Albert Thomas

The story behind this one: my paternity leave was imminent and I wanted to have a benchmark of AutoGluon running on a bunch of tabular Kaggle challenges while I was off. At least this was the initial objective. The goal was to compare AutoGluon with our own AutoML solution.

My plan was to use Ray to schedule tasks across several VMs automatically and benefit from all its features: the dashboard to monitor tasks and the load on each machine, stop tasks taking too much time, retry failed ones, and so on. To be honest, I also just wanted to try Ray for this. I knew it should be possible, and this was a good excuse to dive in. I had previously used ray.tune on a single machine but had never set up a cluster across multiple VMs. Although everything eventually worked the way I wanted, it was more difficult than I anticipated and required quite a bit of debugging and babysitting at first. I also learned a lot about Ray (and AutoGluon) in the process, so I wanted to share some of those lessons here.
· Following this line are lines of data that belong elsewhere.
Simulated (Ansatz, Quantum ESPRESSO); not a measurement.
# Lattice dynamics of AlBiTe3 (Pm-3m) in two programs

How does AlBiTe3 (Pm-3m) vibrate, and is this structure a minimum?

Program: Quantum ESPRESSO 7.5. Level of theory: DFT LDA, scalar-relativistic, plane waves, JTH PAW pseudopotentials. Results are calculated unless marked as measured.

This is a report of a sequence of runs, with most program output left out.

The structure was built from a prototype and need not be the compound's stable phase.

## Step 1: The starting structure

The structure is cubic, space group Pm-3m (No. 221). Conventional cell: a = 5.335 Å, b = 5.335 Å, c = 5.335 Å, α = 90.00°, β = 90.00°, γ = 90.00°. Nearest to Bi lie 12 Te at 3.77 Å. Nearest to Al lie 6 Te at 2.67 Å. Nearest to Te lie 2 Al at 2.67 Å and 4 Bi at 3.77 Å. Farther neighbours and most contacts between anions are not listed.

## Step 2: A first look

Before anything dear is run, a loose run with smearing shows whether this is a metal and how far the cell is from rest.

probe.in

Enforcing resource constraints for AutoML comparisons

One of the key aspects of running this benchmark was making sure that we could enforce computational resource constraints for each run. This is important if we want to make fair comparisons between different AutoML solutions under controlled conditions. In practice, this means fixing the number of CPUs (and GPUs) and the amount of memory available to each run.

As written in AMLB, An AutoML Benchmark, running each task on a specific EC2 instance type ensures consistent resources. I followed a similar principle here. Instead of relying on large shared machines, I used a pool of identical VMs and aimed to run one task per VM to guarantee fixed resources per run.

AutoGluon exposes parameters to control resources like CPUs, GPUs, and memory ¹. However, the memory parameter is only a soft limit: in most cases it is respected, but it can occasionally be exceeded. In retrospect, I could have experimented with this, but given the VMs I had, it was simpler to enforce resource limits at the VM level.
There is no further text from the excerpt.